项目作者: Elite-Build-Team

项目描述 :
Multi-dimensional data structures and document similarity methods comparison using Natural Language Processing (NLP).
高级语言: Python
项目地址: git://github.com/Elite-Build-Team/multidimensional-data-structures.git


multidimensional-data-structures

This project compares:

  • The efficiency and the time complexity of Bloom Filter, B+ Tree term search on a document.
  • The accuracy and time complexity of document similarity measuring using either LSH or Cosine Similarity methods.
  • A preprocessing module is used as a tool of cleaning the initial text files that are used. Preprocessing formats the documents into a clean format, thus optimizing the algorithms’ efficiency.

Bloom Filter vs B+ Tree

  • Bloom filter is a probabilistic data structure. This specific filter was implemented for term searching in documents. Every word in each document gets hashed and then inserted into a bit array.
    The word we want to search gets hashed
    and the results are compared to the bit array of each word in the document. If all
    positions showing this result are “1” in the bit array then
    the filter’s answer is that most likely this word will
    exist in the corresponding text. If even one bit is “0”, then
    we conclude that this word certainly does not exist in
    this text.
  • B+ Tree is a data structure that places data
    at nodes interconnected by parent - child relations.
    A search is made by comparing their pointers to lower nodes until
    the leafs on which the information is
    stored are reached. There are pointers between the leaves,
    thus creating a chain, for faster search
    so that no back - steps are taken.
  • The comparison between the 2 search methods shows that the
    Bloom Filter is faster than
    B + Trees in all runs. This is due to the probabilistic nature of the structure , thus
    it lacks
    accuracy. Instead, B + Tree is looking for
    the word itself and therefore reaches its leaves with 100% accuracy, although losing in time complexity.
    Some indicative run times are shown below:
# Files / File Size Bloom Filter B+ Tree
319 / 1.31 MB 0.28(s) 0.81(s)
392 / 1.12 MB 0.12(s) 0.47(s)
394 / 1.44 MB 0.28(s) 0.78(s)
399 / 1.28 MB 0.31(s) 0.73(s)
984 / 2.98 MB 0.50(s) 1.64(s)

LSH vs Cosine Similarity

  • For the Locality Sensitive Hashing (LSH) approach, we used MinHash to
    implement it. It should be noted that the MinHash approach involves randomness
    and thus any execution of the program could
    give different results.
    Initially each document is represented as a set of
    shingles. Then we use the MinHash algorithm for
    the calculation of the signature vectors that represent
    each document. These vectors can be compared
    between them by calculating the number of items that
    “agree” in their data. Finally, we compare
    pairs of documents, and we find those that have the
    higher similarity.

  • The Cosine Similarity method requires vectorizing the words in the document and then
    calculating the vectors’ similarity by measuring their inner product space.

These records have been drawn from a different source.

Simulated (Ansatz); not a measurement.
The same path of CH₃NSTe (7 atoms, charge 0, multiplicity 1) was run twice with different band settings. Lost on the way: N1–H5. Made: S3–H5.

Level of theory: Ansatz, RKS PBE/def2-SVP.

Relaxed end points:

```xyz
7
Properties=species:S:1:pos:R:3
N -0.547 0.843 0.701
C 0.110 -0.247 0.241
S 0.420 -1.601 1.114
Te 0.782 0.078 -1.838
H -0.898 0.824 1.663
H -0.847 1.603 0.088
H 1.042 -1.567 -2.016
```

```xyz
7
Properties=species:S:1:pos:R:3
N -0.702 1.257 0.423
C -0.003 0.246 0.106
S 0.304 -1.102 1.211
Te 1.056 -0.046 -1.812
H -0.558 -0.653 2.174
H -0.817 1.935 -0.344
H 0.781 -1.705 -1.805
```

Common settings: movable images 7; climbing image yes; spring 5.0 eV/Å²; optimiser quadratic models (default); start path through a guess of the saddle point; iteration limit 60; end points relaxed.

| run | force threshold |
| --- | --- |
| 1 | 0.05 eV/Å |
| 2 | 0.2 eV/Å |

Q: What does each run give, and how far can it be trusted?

  • The comparison between the two document similarity measuring techniques
    concludes that although the cosine similarity method is very accurate, it is
    much slower (O(n^2)) than LSH - MinHash
    approach (O(n)).
    The use of the upper triangular matrix and the nature of the LSH algorithm
    helped reducing time and space complexity dramatically.
    Some indicative run times are shown below:

# Files / File Size Cosine Similarity LSH
578 / 0.69 MB 146.32(s) 0.48(s)
319 / 0.70 MB 148.67(s) 0.50(s)
590 / 0.79 MB 161.23(s) 0.58(s)
584 / 0.90 MB 178.57(s) 0.71(s)
591 / 1.80 MB 373.57(s) 1.48(s)

How to run

  • preprocessing.py is used before running the LSH.py , so the data.txt file is created.